Hackers of India

Fuzzing with complexities

 Vishwas Sharma 


Presentation Material


Fuzzing is a black box software testing technique, which basically consists in finding implementations bugs using malformed/semi-malformed data injection in an automated fashion [1]. The aim here is to generate these malformed data in the most efficient way and also to monitor the program more accurately. Depending upon the type of strategy adopted to generate data we have largely two types of fuzzers. First is the mutation based data generation technique in which mutation starts out on a known good ‘template’ which is then modified. However, nothing that that is not present in the ‘template’ or ‘seed’ will be produced [2]. Then comes the Generation based data generation technique. In this setup, Fuzzers are capable of building the data being send based on a data model provided. Now the these generation based systems can either be dumb, thus producing random stream of data or can be smart as they can modify themselves and the data generation process based on observations [2].

Mutation based data generation does depend upon availability of file with all specs desired to be fuzzed, this limits the possibility of having complete through and through analysis of program. As it has been talked about in ‘’Analysis of mutation and generation based fuzzing”. Commonly Mutation based strategy is adopted because of its ease to start with and monitor. For Generation based strategy one has to have complete understanding of all the protocols/binary relations associated with a network/file format and when analyzing complex file or network formats it become a unreasonably complex task. In this paper I will focus on one such file format i.e. PDF file format. This file format is a hugely complex one and it one of the most updated and feature intensive. At this point I will briefly explain the PDF file format [4] and a few 3rd party libraries that we can trust to produce i.e. iText, ReportLab, PyPdf and more. Another important library for PDF is written by Felipe[5] which gives us flexibility to create PDF files with complete control on the content.

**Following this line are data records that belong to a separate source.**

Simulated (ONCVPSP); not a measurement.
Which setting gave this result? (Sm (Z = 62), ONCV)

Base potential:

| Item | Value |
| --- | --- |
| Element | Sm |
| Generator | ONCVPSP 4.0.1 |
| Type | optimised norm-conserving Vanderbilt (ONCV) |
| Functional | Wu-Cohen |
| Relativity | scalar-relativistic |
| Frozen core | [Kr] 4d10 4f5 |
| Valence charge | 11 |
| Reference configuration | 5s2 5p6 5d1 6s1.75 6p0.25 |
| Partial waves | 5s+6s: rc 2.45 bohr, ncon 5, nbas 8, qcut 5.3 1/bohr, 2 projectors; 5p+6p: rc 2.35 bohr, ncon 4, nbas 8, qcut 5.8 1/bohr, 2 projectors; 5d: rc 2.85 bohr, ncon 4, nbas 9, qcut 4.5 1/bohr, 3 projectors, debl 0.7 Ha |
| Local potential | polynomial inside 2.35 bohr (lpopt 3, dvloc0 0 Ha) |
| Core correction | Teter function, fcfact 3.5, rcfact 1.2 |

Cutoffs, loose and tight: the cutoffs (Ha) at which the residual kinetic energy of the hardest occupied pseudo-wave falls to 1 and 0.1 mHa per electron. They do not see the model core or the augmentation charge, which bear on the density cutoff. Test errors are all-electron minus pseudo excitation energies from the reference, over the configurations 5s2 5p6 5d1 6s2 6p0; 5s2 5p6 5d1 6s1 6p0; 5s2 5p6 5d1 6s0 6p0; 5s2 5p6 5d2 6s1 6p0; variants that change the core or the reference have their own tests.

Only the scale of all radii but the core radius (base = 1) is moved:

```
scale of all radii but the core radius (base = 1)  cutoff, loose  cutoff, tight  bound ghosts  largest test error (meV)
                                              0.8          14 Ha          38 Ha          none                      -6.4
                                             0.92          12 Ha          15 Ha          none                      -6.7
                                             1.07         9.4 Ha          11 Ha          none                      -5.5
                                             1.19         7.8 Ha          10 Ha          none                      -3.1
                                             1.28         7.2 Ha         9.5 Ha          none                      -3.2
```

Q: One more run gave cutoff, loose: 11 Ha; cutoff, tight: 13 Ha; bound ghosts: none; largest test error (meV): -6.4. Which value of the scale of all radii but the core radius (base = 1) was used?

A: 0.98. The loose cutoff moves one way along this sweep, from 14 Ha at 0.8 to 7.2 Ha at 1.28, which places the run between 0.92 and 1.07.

In the past years many vulnerabilities in the PDF format has captured the headlines for all sort of wrong reasons. We all have seen that PDF files are being widely used to exploit in the wild. Looking at the vulnerabilities that have been exploited its easy to point out a few common areas where vulnerabilities exists. The most common comes out to be 3rd party file formats that are included inside the PDF like that of U3D, TTF, GIF and more. These 3rd party formats are making their way into PDF in a big way and since they are being targeted most I would present ways in which we can test them to verify their parsing mechanism inside reader. Several attempts have been made to write a good fuzzer for PDF which include JavaScript fuzzer called spider Pig[6], a famous 5 line fuzzer by charlie miller. All of these works but have their limitation on the methodology they are using. Spider Pig can only fuzz the known JavaScript, does not carry forward relations. Charlie Miller fuzzer is throwing up results because of the huge db of samples he collects. My fuzzing strategy is based on the fact that we have lot of file format specification that can be embedded into PDF by using 3rd party libraries. These libraries, a few of them I have already talked about, can be used irrespective of the programming language they support. I will use peach-fuzzer to generate fuzzed 3rd party file format (for demo TTF and ColorProfile) and these file will be embedded into PDF(report lab / iText). Thus creating a new PDF File each time with fuzzed data. Once I have these PDF files I will run each of these PDF file as they create into a testing environment where it can be tested. Will show the test result that I have found regarding the vulnerability and explore the possibilities and chances of finding bugs through this process.